Operating AI models on trustless compute supplier nodes presents significant cybersecurity challenges, including risks of user data breaches and unauthorized model access. To address these issues, our Gaming AGI utilizes a tailored end-to-end model obfuscation tool. This tool incorporates a suite of obfuscation strategies, such as Parameter Encapsulation, Neural Structure Obfuscation, and the introduction of Shortcut and Extra Layer Injections, among others.

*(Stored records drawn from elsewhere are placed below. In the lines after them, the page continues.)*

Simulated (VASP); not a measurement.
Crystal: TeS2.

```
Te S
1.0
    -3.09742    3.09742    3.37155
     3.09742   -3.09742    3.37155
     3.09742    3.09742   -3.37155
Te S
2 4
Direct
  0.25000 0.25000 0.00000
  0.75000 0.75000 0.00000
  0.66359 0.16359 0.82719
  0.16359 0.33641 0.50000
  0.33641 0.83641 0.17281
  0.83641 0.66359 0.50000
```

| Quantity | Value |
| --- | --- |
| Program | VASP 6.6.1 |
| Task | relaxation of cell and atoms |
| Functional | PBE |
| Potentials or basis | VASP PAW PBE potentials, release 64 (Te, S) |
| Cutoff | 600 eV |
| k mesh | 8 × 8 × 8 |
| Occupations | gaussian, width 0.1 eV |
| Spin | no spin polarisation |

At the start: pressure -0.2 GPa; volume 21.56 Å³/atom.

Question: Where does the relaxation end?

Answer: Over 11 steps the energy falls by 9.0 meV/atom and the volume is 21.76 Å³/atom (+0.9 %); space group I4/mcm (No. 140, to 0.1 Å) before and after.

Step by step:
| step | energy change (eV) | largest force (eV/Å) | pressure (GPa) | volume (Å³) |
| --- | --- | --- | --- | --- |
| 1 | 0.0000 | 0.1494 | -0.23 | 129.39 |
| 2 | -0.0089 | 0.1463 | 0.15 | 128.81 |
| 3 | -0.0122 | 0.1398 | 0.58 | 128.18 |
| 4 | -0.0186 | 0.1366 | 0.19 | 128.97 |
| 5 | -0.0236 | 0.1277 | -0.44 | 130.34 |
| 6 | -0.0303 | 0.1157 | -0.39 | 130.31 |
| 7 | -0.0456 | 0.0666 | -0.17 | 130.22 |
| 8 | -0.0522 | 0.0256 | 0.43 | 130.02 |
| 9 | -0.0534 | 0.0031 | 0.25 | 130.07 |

These strategies are meticulously designed to protect the model without altering the accuracy of its predictions. The additional processing time required for these obfuscated models is remarkably low, with the most intensive obfuscation techniques increasing runtime by an average of just about 1%. Despite the high memory demands associated with advanced models, our approach efficiently manages to keep the memory overhead to a modest increase of up to 20%, thus ensuring the methods' effectiveness without significantly impacting model performance.

Proof of Inference

To ensure the reliability and accuracy of the inferencing process, our Compute Network deeply integrates a proof of inference module into the model inferencing workflow. This module generates a sequence of unique secret codes associated with specific tasks at different stages of the inferencing. The Distributor Node verifies these secret codes to ensure the integrity of the outputs returned by compute suppliers. To add an extra layer of protection, the Distributor Node randomly assigns quality-check tasks to compute suppliers, and the inferencing outputs will be validated by the Distributor Node. In instances where the Distributor Node detects any attempts by compute suppliers to exploit the system with incorrect outputs, it will be swiftly exclude them from the Compute Network, upholding the system’s overall security and reliability.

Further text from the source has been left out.